Indian Point Nuclear Power Plant

The Indian Point Nuclear Power Plant, located near Buchanan, New York, is a source of much controversy and conflict for people in the Hudson Valley. This power plant is now due to be relicensed for twenty years. Opponents of the plant are hoping that the United States Nuclear Regulatory Commission will deny the plant relicensing.
There have been a number of issues surrounding the Indian Point Nuclear Power Plant for a number of years, and a wide variety of people and governmental agencies.
The Indian Point Nuclear Power Plant is owned by Entergy Corp., a large New Orleans-based corporation that specializes in electrical power. It owns more than 40 power plants of all varieties: natural gas, nuclear, oil, and hydroelectric power. According to Marilyn Eile of the Westchester Citizens Awareness Network, Entergy owns four nuclear power plants in New York State, in addition to plants in other states. One of its other plants is Vermont Yankee, a 38-year-old plant that has seen numerous leaks of radioactive tritium and other problems. In 2007 and 2008, a cooling tower collapsed.  On February 24th, Vermont’s State Senate voted to order the plant to be closed.
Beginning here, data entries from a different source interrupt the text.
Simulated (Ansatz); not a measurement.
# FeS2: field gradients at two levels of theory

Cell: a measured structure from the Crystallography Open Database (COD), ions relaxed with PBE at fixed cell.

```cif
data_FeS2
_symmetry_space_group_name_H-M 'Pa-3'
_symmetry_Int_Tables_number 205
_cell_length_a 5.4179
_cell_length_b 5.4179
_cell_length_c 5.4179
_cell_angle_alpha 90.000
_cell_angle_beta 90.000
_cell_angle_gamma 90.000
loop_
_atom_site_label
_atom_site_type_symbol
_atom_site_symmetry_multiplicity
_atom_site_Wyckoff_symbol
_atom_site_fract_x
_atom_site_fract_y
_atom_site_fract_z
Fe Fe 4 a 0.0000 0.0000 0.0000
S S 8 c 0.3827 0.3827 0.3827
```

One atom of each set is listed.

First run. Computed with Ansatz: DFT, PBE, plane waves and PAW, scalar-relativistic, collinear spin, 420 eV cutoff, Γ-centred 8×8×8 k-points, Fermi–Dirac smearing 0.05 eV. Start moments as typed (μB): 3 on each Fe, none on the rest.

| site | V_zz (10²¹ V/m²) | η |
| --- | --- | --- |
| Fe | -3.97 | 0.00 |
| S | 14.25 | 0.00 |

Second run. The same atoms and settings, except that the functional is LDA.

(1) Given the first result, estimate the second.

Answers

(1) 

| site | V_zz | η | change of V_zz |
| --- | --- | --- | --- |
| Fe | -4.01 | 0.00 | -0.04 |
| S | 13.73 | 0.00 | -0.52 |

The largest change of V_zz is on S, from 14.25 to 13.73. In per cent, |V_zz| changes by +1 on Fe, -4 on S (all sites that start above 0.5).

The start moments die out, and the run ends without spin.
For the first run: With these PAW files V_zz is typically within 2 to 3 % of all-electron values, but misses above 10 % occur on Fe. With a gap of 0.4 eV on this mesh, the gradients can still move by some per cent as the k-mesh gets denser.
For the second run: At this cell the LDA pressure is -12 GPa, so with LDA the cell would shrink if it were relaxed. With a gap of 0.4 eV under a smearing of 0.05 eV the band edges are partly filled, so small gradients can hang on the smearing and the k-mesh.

People who live near the Indian Point Nuclear Power Plant are hoping for the same result.
Recently, Entergy Corp. has suffered some setbacks. The New York State Department of Environmental Conservation denied Entergy’s application for a water quality permit for Indian Point. The DEC’s criticism of Indian Point was that it was destroying too much marine life.
Marilyn explained the process to create nuclear energy. She said that the process, in simple terms, can be described as “splitting atoms to boil water.” It is not especially efficient. Only thirty percent of the energy generated can actually be used. The hot water that gets dumped into the river after the process is over causes havoc to fish. “It’s a four to five degree difference in temperature but it can kill fish,” Marilyn said.
In addition to hot water, tritium has been leaking from spent fuel rods. Marilyn explained that the amount of leakage has been small so that this is not a big issue. “Not for me but for them, it’s OK.”
The presence of a nuclear power plant near a highly populated area, which includes metropolitan New York, is a concern both for Marilyn and for Lawrence, another activist who focuses on issues related to nuclear power.
Although it is a federal requirement to have an evacuation plan that would encompass a 50-mile radius of the plant, “it’s a joke. This is expensive historical and cultural real estate. It’s irreplaceable. There is no evacuation. You’d have a parking lot on major roads,” Marilyn said.
Lawrence commented that the Indian Point Nuclear Power Plant is “a beast at our backs. It discharges its poison into the blood of the region… the river. The river becomes poison. We live in fear. Catastrophe is our metaphor…. but you (the walkers) remind me that this is not a given destiny. We can change it.”